| qe {metamedian} | R Documentation |
Meta-Analysis via quantile estimation method
Description
The function applies the quantile estimation (QE) method (McGrath et al., 2020) to meta-analyze one-group or two-group studies where each study reports one of the following summary measures:
S1: median, minimum and maximum values, and sample size
S2: median, first and third quartiles, and sample size
S3: median, minimum and maximum values, first and third quartiles, and sample size
S4: mean, standard deivation, and sample size.

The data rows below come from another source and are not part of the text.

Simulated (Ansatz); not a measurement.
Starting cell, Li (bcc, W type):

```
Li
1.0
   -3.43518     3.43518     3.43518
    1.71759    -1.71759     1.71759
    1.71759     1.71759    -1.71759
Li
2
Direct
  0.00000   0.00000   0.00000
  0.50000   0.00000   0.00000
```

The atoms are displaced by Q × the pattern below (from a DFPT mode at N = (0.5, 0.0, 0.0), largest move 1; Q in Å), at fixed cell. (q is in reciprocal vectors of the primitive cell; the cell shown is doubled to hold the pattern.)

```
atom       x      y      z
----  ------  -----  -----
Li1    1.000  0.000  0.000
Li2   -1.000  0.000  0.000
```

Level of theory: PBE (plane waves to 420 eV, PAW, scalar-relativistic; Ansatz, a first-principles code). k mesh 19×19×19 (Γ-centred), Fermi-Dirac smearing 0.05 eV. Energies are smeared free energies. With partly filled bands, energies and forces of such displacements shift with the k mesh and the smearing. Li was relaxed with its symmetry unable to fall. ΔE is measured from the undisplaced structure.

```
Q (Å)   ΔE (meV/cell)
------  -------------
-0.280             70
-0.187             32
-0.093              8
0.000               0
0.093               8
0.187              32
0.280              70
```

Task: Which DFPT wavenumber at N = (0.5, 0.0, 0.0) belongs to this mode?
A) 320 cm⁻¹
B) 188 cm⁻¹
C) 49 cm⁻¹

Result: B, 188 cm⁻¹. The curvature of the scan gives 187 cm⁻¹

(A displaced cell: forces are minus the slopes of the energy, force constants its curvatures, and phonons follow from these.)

For one-group studies, the function estimates the pooled median. For two-group studies, the function estimates the pooled raw difference of medians across groups. The convention used for calculating differences in two-group studies is: value in group 1 minus value in group 2.
Usage
qe(
min.g1,
q1.g1,
med.g1,
q3.g1,
max.g1,
n.g1,
mean.g1,
sd.g1,
min.g2,
q1.g2,
med.g2,
q3.g2,
max.g2,
n.g2,
mean.g2,
sd.g2,
single.family = FALSE,
loc.shift = FALSE,
pool_studies = TRUE,
...
)
Arguments
min.g1 |
vector of study-specific sample minimum values (first group for two-group studies). See 'Details'. |
q1.g1 |
vector of study-specific sample first quartile values (first group for two-group studies). See 'Details'. |
med.g1 |
vector of study-specific sample median values (first group for two-group studies). See 'Details'. |
q3.g1 |
vector of study-specific sample third quartile values (first group for two-group studies). See 'Details'. |
max.g1 |
vector of study-specific sample maximum values (first group for two-group studies). See 'Details'. |
n.g1 |
vector of study-specific sample sizes (first group for two-group studies). See 'Details'. |
mean.g1 |
vector of study-specific sample mean values (first group for two-group studies). See 'Details'. |
sd.g1 |
vector of study-specific sample standard deviation values (first group for two-group studies). See 'Details'. |
min.g2 |
vector of study-specific sample minimum values of the second group for two-group studies. See 'Details'. |
q1.g2 |
vector of study-specific sample first quartile values of the second group for two-group studies. See 'Details'. |
med.g2 |
vector of study-specific sample median values of the second group for two-group studies. See 'Details'. |
q3.g2 |
vector of study-specific sample third quartile values of the second group for two-group studies. See 'Details'. |
max.g2 |
vector of study-specific sample maximum values of the second group for two-group studies. See 'Details'. |
n.g2 |
vector of study-specific sample sizes of the second group for two-group studies. See 'Details'. |
mean.g2 |
vector of study-specific sample mean values of the second group for two-group studies. See 'Details'. |
sd.g2 |
vector of study-specific sample standard deviation values of the second group for two-group studies. See 'Details'. |
single.family |
logical scalar indicating that for two-group studies, the parametric family of distributions is assumed to be the same across both groups (the default is |
loc.shift |
logical scalar indicating that for two-group studies, distributions are assumed to only differ by a location shift (the default is |
pool_studies |
logical scalar specifying whether to meta-analyze the studies. If this argument is set to |
... |
optional arguments for pooling. See documentation of |
Details
Letting k denote the number of studies, provide study-specific summary data as vectors of length k. If a study does not report a given summary measure (e.g., the minimum value), give a value of NA for the position in the relevant vector. If no studies report a given summary measure, a vector of only NA values need not be provided. See 'Examples' for appropriate use.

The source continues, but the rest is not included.